Repository Mirror for your Cloud Server and Webhosting

Type:

Package

Title:

Factor-Augmented Clustering Tree

Date:

2025-11-10

Version:

0.1.0

Description:

Implements the Factor-Augmented Clustering Tree (FACT) algorithm for clustering time series data. The method constructs a classification tree where splits are determined by covariates, and the splitting criterion is based on a group factor model representation of the time series within each node. Both threshold-based and permutation-based tests are supported for splitting decisions, with an option for parallel computation. For methodological details, see Hu, Li, Luo, and Wang (2025, in preparation), Factor-Augmented Clustering Tree for Time Series.

License:

MIT + file LICENSE

Encoding:

UTF-8

Depends:

R (≥ 3.5.0)

RoxygenNote:

7.3.3

Imports:

irlba, foreach, doParallel, parallel, doRNG, mvtnorm

Suggests:

knitr, rmarkdown, testthat (≥ 3.0.0)

NeedsCompilation:

Packaged:

2025-12-05 03:53:21 UTC; hujiaqi

Author:

Jiaqi Hu [cre, aut], Ting Li [ctb] (Assisted with methodology), Zidan Luo [ctb] (Assisted with methodology), Xueqin Wang [ctb] (Assisted with methodology)

Maintainer:

Jiaqi Hu <hujiaqi@mail.ustc.edu.cn>

Repository:

CRAN

Date/Publication:

2025-12-10 21:30:12 UTC

Correlation-Based Clustering Tree

Description

Builds a binary tree for clustering time series data based on covariates. The splitting criterion minimizes the average absolute Pearson correlation between time series across child nodes.

Usage

COR(X, Y, control = list())

Arguments

X

A numeric matrix of covariates with dimension N \times p, where N is the number of time series and p is the number of features. Each row corresponds to the covariates for one time series.

Y

A numeric matrix of time series data with dimension T \times N, where T is the length of each series. Each column represents one time series.

control

A list of control parameters for tree construction:

minsplit: Minimum number of observations required to attempt a split. Default: 90.
minbucket: Minimum number of observations in any terminal node. Default: 30.
alpha: Significance level for the permutation test. Default: 0.01.
R: Number of permutations for the hypothesis test. Default: 199.
parallel: Logical; if TRUE, enables parallel computation for permutation tests. Default: FALSE.
n_cores: Number of cores for parallel processing. If NULL (default), uses detectCores() - 1.

Details

The algorithm recursively partitions the data by finding splits that minimize the average absolute correlation between time series in different child nodes. Statistical significance of each split is assessed via a permutation test.

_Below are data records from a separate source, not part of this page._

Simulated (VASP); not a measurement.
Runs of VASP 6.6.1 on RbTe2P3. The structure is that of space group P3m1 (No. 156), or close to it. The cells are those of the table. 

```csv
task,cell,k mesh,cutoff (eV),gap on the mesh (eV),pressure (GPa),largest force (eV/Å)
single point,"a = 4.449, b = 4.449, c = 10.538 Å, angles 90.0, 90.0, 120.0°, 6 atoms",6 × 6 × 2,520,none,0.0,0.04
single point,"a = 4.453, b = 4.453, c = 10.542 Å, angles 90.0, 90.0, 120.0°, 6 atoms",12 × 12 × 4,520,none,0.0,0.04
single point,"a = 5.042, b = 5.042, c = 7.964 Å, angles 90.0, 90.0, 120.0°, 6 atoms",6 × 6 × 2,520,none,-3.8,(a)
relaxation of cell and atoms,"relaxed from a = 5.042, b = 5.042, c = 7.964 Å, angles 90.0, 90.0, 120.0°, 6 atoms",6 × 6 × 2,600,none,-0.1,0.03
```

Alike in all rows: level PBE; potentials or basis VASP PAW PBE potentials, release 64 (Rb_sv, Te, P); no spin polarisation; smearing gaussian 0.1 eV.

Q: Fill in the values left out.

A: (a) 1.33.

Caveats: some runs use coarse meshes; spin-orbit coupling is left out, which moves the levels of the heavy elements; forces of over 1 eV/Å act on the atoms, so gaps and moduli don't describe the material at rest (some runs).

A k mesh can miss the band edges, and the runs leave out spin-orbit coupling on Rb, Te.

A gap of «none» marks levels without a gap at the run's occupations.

At each node, the optimal split is found by exhaustively searching over all covariates and candidate split points. The permutation test shuffles the time series labels to generate a null distribution for the test statistic.

Value

An object of class "FACT" containing:

frame: A data frame describing the tree structure, with one row per node containing split variable, split value, test statistic, and p-value. A smaller test statistic suggests more heterogeneity between child nodes.
membership: An integer vector of length N indicating the terminal node assignment for each observation.
control: The control parameters used.
terms: Metadata including covariate names and data dimensions.

Examples

# Generate synthetic data
data <- gendata(seed = 42, T = 100, N = c(50, 50, 50, 50))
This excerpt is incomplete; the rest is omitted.